Seattle Rents Predicted To Climb

Looks like at least some people are finally cluing in to the fact that jumping on the home ownership bandwagon might not be the best financial proposal out there and they're better off renting.

After several years of flat rents and high vacancies, the local apartment market is tightening, thanks to folks like Seattleite Matt Rivett. He's a 32-year-old aerospace engineer who ran the numbers on renting versus buying earlier this year after his first foray into house hunting.
Why buy, he reasoned, when steep house prices and rising interest rates make owning so much costlier than renting. That wasn't true a few years ago, and renters then chose ownership in droves.

Instead Rivett's happily committed to a rental duplex near Ballard that has "a beautiful view, all the amenities, for about half of what a mortgage would have been in a neighborhood further out, in a house I wasn't particularly fond of," he said.

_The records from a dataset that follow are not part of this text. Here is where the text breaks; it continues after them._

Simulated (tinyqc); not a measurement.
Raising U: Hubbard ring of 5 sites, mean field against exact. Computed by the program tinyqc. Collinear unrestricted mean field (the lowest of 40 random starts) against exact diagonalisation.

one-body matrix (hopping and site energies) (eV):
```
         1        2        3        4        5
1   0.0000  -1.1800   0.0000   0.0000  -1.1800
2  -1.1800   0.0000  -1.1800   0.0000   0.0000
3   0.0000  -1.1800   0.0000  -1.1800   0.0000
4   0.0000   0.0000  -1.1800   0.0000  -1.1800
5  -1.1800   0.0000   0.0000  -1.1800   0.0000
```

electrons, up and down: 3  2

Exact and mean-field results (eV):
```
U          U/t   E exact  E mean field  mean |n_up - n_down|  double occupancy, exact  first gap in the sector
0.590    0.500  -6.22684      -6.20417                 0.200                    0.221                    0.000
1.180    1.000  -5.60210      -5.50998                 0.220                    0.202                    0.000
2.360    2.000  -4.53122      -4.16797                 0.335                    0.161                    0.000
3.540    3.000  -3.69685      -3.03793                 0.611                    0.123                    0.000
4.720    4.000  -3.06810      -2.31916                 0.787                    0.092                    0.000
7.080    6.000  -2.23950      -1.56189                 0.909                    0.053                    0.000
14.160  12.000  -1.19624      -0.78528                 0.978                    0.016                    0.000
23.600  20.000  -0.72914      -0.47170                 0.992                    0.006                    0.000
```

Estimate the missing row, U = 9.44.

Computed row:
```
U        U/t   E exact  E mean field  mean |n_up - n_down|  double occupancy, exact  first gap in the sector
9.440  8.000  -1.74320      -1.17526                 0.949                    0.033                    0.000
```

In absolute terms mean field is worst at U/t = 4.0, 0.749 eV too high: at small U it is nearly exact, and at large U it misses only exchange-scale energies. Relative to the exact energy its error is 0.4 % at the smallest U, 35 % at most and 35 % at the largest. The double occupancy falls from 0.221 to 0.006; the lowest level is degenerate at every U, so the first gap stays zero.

Bucking the siren call of homeownership puts Rivett on the cusp of a trend that apartment expert Mike Scott says is one of the factors causing demand — and hence rents — to rise.
Okay, so rents are finally going to be creeping up in our fair town. Seems to me like they have quite a ways to go to catch up to housing, though. As Mr. Rivett points out, you can rent for quite a bit less than half of what a mortgage on a similar abode costs. Interestingly, the article cites the cause of increasing rental demand primarily as "the improving economy" and claims supply is being reduced due to "the condominium-conversion trend." "High housing prices" are mentioned only as "another factor." Well for this blogger they're the factor.

(Elizabeth Rhodes, Seattle Times, 04.15.2006)


baselle said...

Rents going up, but wages flat or falling, and perhaps real estate cooling off as interest rates rise. It makes watching the bubble pop a bit more interesting. Just make sure you get at least a year lease.

Anonymous said...

Or just move out of Seattle.

Anonymous said...

This sounds like another Seattle booster story. Not at all sure I believe it.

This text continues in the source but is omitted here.